Chase, Geoffrey. “Redefining Composition, Managing Change, and the Role of the WPA.” Eds. Irene Ward and William J. Carpenter. The Allyn & Bacon Sourcebook for Writing Program Administrators. New York: Longman, 2002. Print. 243-251. (Originally published in 1997).
This article addresses composition’s continual propensity for change. It aims not to argue for whether or not first-year composition programs should continue to exist (an argument of some) or what specific form they should take but instead to explores what directions should we move in with this problematic curriculum. The article advocates for an “it depends” response to this question. How any department will address the future of composition must depend upon its local condition, the perception of its internal coherence and consideration of its external relevancy. The author demonstrates who these three factors were used to help reshape his intuition’s curriculum, while remind the reader that his or her institution may not benefit from the same changes because of differed conditions, coherence and relevancy. Each institution should approach changed based on their unique positioning.

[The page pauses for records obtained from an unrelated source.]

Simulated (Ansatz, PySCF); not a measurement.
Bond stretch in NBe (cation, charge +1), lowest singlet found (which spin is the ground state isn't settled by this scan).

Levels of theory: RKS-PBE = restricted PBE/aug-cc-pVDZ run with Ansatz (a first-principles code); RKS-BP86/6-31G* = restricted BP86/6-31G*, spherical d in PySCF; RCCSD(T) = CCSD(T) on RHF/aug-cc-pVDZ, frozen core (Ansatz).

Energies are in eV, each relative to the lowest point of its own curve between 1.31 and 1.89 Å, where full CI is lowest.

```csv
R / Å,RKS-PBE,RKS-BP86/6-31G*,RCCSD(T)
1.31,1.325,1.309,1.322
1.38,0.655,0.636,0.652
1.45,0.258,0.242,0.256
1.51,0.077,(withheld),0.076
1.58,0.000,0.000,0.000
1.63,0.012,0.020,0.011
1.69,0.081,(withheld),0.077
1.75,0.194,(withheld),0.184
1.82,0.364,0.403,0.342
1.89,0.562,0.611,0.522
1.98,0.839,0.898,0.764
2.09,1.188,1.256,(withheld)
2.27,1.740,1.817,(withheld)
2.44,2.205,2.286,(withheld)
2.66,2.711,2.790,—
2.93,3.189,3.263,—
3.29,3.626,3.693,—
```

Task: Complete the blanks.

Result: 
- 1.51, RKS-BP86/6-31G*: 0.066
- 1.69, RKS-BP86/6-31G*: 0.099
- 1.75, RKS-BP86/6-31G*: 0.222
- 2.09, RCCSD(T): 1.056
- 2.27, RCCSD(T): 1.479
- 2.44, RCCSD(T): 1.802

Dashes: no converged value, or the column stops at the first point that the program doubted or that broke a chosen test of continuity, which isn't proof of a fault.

Discussion: The introduction of these three factors for determining the path of change for a writing program is quite useful. I think this piece is useful for providing “invention” material for thinking about programmatic change or simply just assessment. I particularly like how this piece focuses on the unique circumstances of each department in an isolated moment in time, rather than suggesting one cookie-cutter solution for all departments. This factor alludes to one reason WPA work is so very complex.
CCC Task Force on the Preparation of Teachers of Writing. “Appendix E: Position Statement on the Preparation and Professional Development of Teachers of Writing.” Eds. Irene Ward and William J. Carpenter. The Allyn & Bacon Sourcebook for Writing Program Administrators. New York: Longman, 2002. Print. 362-365. (Originally published in 1989).
This position statement outlines the skills and opportunities that teachers of writing should be afforded. These teachers should have the opportunity to write, to read and respond to writing, to read their own texts perceptively, to study writing as a process, to explore writing as a process, to assess progress of writers, to study research in the field, and to student writing in other disciplines. In addition, the position statement asserts that colleges/universities, teacher education programs, teacher and administrators at secondary schools, and the state department of public instruction should all work to foster these opportunities for teachers of writing.
Discussion: While I thinks the organization and style of this type of document is extremely useful, the piece is aged and as a result does not consider multimodality, digital media or technology in general; all of which are, to me, really important for contemporary writing teacher preparation. I would like to do some exploring to see if a similar document exists for the contemporary context.
Council of Writing Program Administrators. “Appendix F: Evaluating the Intellectual Work of Writing Administration.” Eds. Irene Ward and William J. Carpenter. The Allyn & Bacon Sourcebook for Writing Program Administrators. New York: Longman, 2002. Print. 366-378.
This piece introduces the concern of justifying the work of WPAs for purposes of tenure and promotion. It shows the unfortunate case where a WPA might be unsuccessful with their tenure case, despite being a productive faculty member, because the nature of their work was not readily identifiable using the “exchange value” or “use value” associated with the traditional system of academic judgments. Therefore, this piece outlines how the work of WPAs might be characterized as intellectual work to qualify for tenure and promotion. The chapter demonstrates how the WPA’s work might fall into five different categories of intellectual work: program creation, curricular design, faculty development, program assessment and program-related textual production. The authors demonstrate how each of these categories constitute intellectual work and then develop a framework for developing a tenure portfolio based upon such categories.
Discussion: I found this piece to be quite enlightening. I have long worried about the role digital publications might have on tenure and promotion, but I haven’t considered the way the work of a WPA would be interpreted for those purposes. I think this article is useful to introducing both how the academy works as well as specific issues to the WPA. I think this is a useful one to keep for future classes, for sure. I think it would be particularly interesting to pair with an example tenure portfolio, if a WPA willing to share such example could be found.